Middle Kingdoms of India, Part 75


Lord Narasimhadeva, Kailasnath Temple at Kanchi
Built by Pallavas 1500 years ago

Aug 20, 2015 — CANADA (SUN) — A serial presentation of India's great history, religious movements and temple architecture.

The Pallavas

As we said in our opening segment, a great deal can be said about the Pallava dynasty's mark on ancient India, in all areas of devotional and temple art. It has been said that the Bhakti Movement in the South was made possible through the nucleus of great temples constructed there, beginning with those built during the Pallava period. Lord Chaitanya Mahaprabhu visited a number of these tirthas, as we will see in the segments to come.

So well established were the leaders of the Pallava dynasty that they are found mentioned in historical narratives on the great asvamedha-yajnas held during the Vakataka-Gupta Age. In fact, the early Pallavas performed so many sacrifices that they claimed to have become satakratukalpa -- 'almost similar to Indra' in their greatness. [1] According to this conception, Lord Indra owes his position to the successful performance of a hundred sacrifices, and the implication of the above expression is that the Pallavas themselves had almost reached that threshold.

Agnishtoma, vajapeya and asvamedha yagnas figure prominently among the sacrifices performed by the Pallavas. [2] Asvamedha is the horse sacrifice; vajapeya the sacrifice of offering soma; and agnishtoma is the fire yagna.

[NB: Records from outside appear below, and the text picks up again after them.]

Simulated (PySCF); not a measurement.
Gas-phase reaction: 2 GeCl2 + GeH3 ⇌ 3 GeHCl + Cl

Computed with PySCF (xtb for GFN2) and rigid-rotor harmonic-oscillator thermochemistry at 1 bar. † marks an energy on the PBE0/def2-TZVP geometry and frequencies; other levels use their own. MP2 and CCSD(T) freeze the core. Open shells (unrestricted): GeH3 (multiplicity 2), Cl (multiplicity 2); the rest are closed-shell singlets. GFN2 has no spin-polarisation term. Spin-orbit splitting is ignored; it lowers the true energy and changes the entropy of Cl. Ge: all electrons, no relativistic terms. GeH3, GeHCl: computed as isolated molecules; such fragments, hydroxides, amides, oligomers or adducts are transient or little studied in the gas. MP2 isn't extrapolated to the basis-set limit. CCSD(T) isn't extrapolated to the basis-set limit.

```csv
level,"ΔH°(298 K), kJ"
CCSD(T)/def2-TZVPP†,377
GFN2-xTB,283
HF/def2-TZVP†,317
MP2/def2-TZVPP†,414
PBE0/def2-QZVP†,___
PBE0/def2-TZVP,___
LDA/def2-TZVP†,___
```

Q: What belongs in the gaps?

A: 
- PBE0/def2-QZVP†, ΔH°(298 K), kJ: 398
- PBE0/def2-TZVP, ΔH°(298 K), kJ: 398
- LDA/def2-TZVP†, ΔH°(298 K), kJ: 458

While the Pallava era spanned from the 3rd to 9th Century A.D., there appears to be one significant mark, between the 7th and 8th, that can be connected to the great Pallava yagnas described above. This was summarized by R.M. Eaton in a book on the Mughal influence in Bengal, discussed in our past Feature series, "The Mughal Influence on Vaisnavism:

    "Prior to that, in the 7th and 8th centuries, the Vedic culture in Bengal had undergone a significant change, with the re-infusion of Vedic civilization into regions that had come heavily under the Buddhist influence. In The Rise of Islam and the Bengal Frontier, R.M. Eaton describes this transformation, which saw Bengal's chieftains and rulers again patronizing Vaisnava temples, and building many new shrines for the deities. Many Brahmans were co-opted into this system, giving service to the mundane rulers who supported them rather than strictly following in the practices of their own sampradayas. [Eaton writes:]

    "The regenerative cosmic sacrifice of Vedic religion, which Buddhists had already transformed into rites of gift-giving to monks, was now transformed into a new ceremony, that of the "Great Gift" (mahadana), which consisted of a king's honoring a patron god by installing an image of him in a monumental temple. These ideas crystallized toward the end of the eighth century, when, except for the Buddhist Palas, the major dynasties vying for supremacy over all of India—the Pratiharas of the north, the Rashtrakutas of the Deccan, and the Pandyas and Pallavas of the south—all established centralized state cults focusing on Hindu image worship. Instead of worshiping Vedic gods in a general or collective sense, each dynasty now patronized a single deity (usually Vishnu or Siva), understood as that dynasty's cosmic overlord, whose earthly representative was the gift-giving king

    These conceptions were physically expressed in monumental and elaborately carved temples that, like Buddhist stupas, were conceptually descended from the Vedic sacrificial fire altar. Brahmans, meanwhile, evolved into something much grander than domestic priests who merely tended to the life-cycle rituals of their non-Brahman patrons. Now, in addition to performing such services, they became integrated into the ritual life of Hindu courts, where they officiated at the kings' "Great Gift" and other state rituals."


[1] Indian Antiquary, Bombay, V, 155., p. 358

[2] Epigraphica Indica, XX, 16; XV 251.